Ecclesiastes 7:4-7 - Lessons on Sorrow Wisdom in the Movies
 4 The heart of the wise is in the house of mourning,
      but the heart of fools is in the house of pleasure. 5 It is better to heed a wise man’s rebuke
      than to listen to the song of fools.
So far in Ecc. 7, we’ve seen 2 things: 1)We need to keep our eyes on Heaven, to be joyous of people’s passage there, and to look forward to it ourselves. 2)Mourning and sorrow are signs of a heart that loves and delights. Verse 4 builds on that, saying that such are the wise. Essentially, fools seek out pleasure because they lack love and delight… but they never find it because they won’t themselves feel pain, and only those who can feel pain can feel love.
Then verse 5 takes it even another step, to the point of saying that if someone cannot feel sorrow, then you should not heed their advice. It’s a nod to the old adage, “It’s better to have loved and lost than to never have loved at all.” Of course now when I hear that saying, I now see Tommy Lee Jones from Men in Black responding sharply with, “Try it.” Ouch. I guess K doesn’t agree, but then he was pretty bitter… didn’t even seek out pleasure, so I wouldn’t call him a fool, but was he wise? Maybe a little, but if he was real, I would tell him that he really needs to heed Ecc. 7, and get a new perspective on his losses. Still though, as a man of sorrow, he was more wise than he was a fool.

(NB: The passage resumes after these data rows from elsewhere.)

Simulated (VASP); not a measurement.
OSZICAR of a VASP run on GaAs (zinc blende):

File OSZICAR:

 6 Like the crackling of thorns under the pot,
      so is the laughter of fools.
      This too is meaningless.
Sticking with the Men in Black theme, this makes me think of those spineless aliens who spent all their time smoking and drinking coffee. I mean that’s all they did, and they were certainly fools… if funny ones, and they seemed to be in pleasure all the time, but ultimately it was meaningless, as was obvious in Men in Black 2, when they had to evacuate and their top priority was to remember the coffee pot… and at height of the movie, while everyone else is waiting for the world to end, they’re playing Twister. Right. A funny moment to be sure, but how happy were they? Not as happy as K when he was spying on his love of 20 years via satellite; made him sad, but his heart was content, if for a moment… just to be wrenched back into his sorrow. But you see, he saw a bigger purpose in his choice, and he’d have made that choice again. I know that the MIB writers weren’t trying to create an illustration of Biblical truth, but that aside, K was someone that everyone went to, because he created an umbrella of safety and surety around him that everybody looked to… of course that’s the kind of role Tommy Lee Jones plays in every one of his movies (except perhaps for Under Siege with Steven Segall), but that’s not the point. The point is that I’ve never really thought about this before, but now that I am, it jives with both my life’s observations, and apparently others’ (to the extent that those observations make their way into movie scripts).
 7 Extortion turns a wise man into a fool,
      and a bribe corrupts the heart.
Verse 7 is rather disappointing. It basically says even someone who has been wise, can be turned to the “dark side” so to speak. Sticking to my movie theme for a moment, it’s what happened to Anakin Skywalker in the Star Wars franchise. As happy as Anakin could be is as sorrowful as he became at the loss of his mother, and subsequent apparent loss of Padme. But he didn’t understand his sorrow and what it was for in life, and that made him susceptible to bribery by Senator Palpatine. What was the bribe? Ultimate power over the universe. Anakin was actually on a path toward wisdom; he had indeed learned it. But, the temptation of power to remove his sorrow, instead of embracing his sorrow as a path to happiness, corrupted him. He saw sorrow as a path to hopelessness, and so he became a fool, looking always for the power and means to impose his satisfaction on everything and everyone around him, so that he would never feel sorrow again… and he succeeded. But it made him a fool, and his satisfaction quashed any happiness he could have ever hoped for… until Luke rescued him from his foolishness in Return of the Jedi (not exactly a tearful moment, but it’s as close as George Lucas could get), which brings me to verse 8…
 8 The end of a matter is better than its beginning,
      and patience is better than pride.
Amen to that! I even think Anakin and K would both agree.
August 13th, 2009 at 7:25 am
Rereading this, the movie Spiderman comes to mind. That franchise is all about the wisdom and inner strength that comes with sorrow.